Monday 4 January 2010

From Tony Jones' Blog - A Call to Clergy: Stop Performing (Legal) Marriages!


This post is so full of wisdom I had to share it - Not only does it deal very sensibly with the issue of same-sex marriage but it also fundamentally challenges the role of clergy in acting as agents of the State in officiating at 'legal' weddings. Read it HERE

5 comments:

Benny the Bridgebuilder said...

Good post. Time somebody dealt with this anomaly. It was too convenient for too long. But society has changed and it is now an encumbrance.

See an example of what it can lead to here.


Grandmère Mimi said...

Here's part of what I left in the comments at Tony's blog:

Clergy should be out of the marriage business altogether. If the couple is religious, then a blessing ceremony may follow the wedding, but the couple will be married already. The presence/intrusion of clergy at the marriages of Christians came rather late in the history of Christianity, and it’s time that we returned to our beginnings on the issue.

The rest of my commentary had to do with a response to another comment.

I know several clergy in the US who refuse to do weddings, and I admire them for their stand, but I realize that not every clergy person can take that position.

Andy Boal said...

That's interesting. The biggest issue I can see is that to relieve the clergy of their positions as Marriage Registrars is that it would increase the cost of the wedding - because people would be paying for two ceremonies, secular and religious.

There is also something very special of being blessed at the very outset of a marriage, and the very first thing that you do as a married couple is pray - a connection you lose if, as in France, your actual wedding ceremony is solely secular.

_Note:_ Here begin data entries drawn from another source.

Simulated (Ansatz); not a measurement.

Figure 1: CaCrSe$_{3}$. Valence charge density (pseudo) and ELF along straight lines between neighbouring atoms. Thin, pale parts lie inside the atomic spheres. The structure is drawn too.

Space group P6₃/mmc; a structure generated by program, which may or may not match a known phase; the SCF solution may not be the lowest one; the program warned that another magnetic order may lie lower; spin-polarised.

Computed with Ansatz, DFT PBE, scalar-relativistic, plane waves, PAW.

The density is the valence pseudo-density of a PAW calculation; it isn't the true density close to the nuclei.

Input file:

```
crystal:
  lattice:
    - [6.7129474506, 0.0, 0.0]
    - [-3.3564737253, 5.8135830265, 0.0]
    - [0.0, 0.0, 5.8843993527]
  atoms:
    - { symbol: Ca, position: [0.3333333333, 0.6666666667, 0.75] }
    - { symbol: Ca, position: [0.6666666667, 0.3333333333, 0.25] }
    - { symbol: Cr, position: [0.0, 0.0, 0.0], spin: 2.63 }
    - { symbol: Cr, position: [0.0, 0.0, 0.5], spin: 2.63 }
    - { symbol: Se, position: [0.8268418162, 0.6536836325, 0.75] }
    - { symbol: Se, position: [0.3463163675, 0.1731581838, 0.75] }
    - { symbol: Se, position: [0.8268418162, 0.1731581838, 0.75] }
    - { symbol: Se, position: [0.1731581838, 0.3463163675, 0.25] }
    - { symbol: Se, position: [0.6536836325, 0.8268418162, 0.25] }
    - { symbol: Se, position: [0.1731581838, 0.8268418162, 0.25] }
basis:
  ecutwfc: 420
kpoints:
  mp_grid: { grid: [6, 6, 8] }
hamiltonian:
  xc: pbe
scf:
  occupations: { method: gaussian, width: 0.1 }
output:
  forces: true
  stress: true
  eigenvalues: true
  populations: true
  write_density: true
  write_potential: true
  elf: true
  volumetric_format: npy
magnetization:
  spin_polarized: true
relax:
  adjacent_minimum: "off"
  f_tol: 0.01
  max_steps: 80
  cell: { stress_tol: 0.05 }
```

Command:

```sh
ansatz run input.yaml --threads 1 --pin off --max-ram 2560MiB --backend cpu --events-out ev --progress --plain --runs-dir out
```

In saying all of that, I can see where Tony is coming from. There should be a clear line between what the current arrangements are intended to be - allowing the couple the option of a religious ceremony as easily as a secular ceremony - and turning the minister into solely an agent of the state. As long as ministers have the right to refuse to marry because neither is a member of their congregation, and they don't have to be involved in secular marriages, this ought to be safe... I hope

Grandmère Mimi said...

Andy, first of all, I would hope that the custom of having frightfully expensive celebrations of a marriage or a blessing is on the wane. The civil marriage and the blessing of the wedding could take place on the same day, thus saving the expense of two celebrations. The blessing would follow the wedding near enough for the couple to be blessed at the onset of their life together.

However, in my ideal world, the blessing of the couple's marriage would take place in the Christian community to which the couple belong, only after a period of discernment by the community.

06454399 said...

Can you ever really separate 'sacramental' marriage and 'legal' marriage as this blog puts it? They are intrinsic. This thinking is perhaps a natural suite of a radical or extreme form of State/Church separation or secularism. Surely if God is not at the heart of the marriage with his acramental presence guiding and helping the couple, then the legal realites do nothing only recognise and officiate something that isn't there.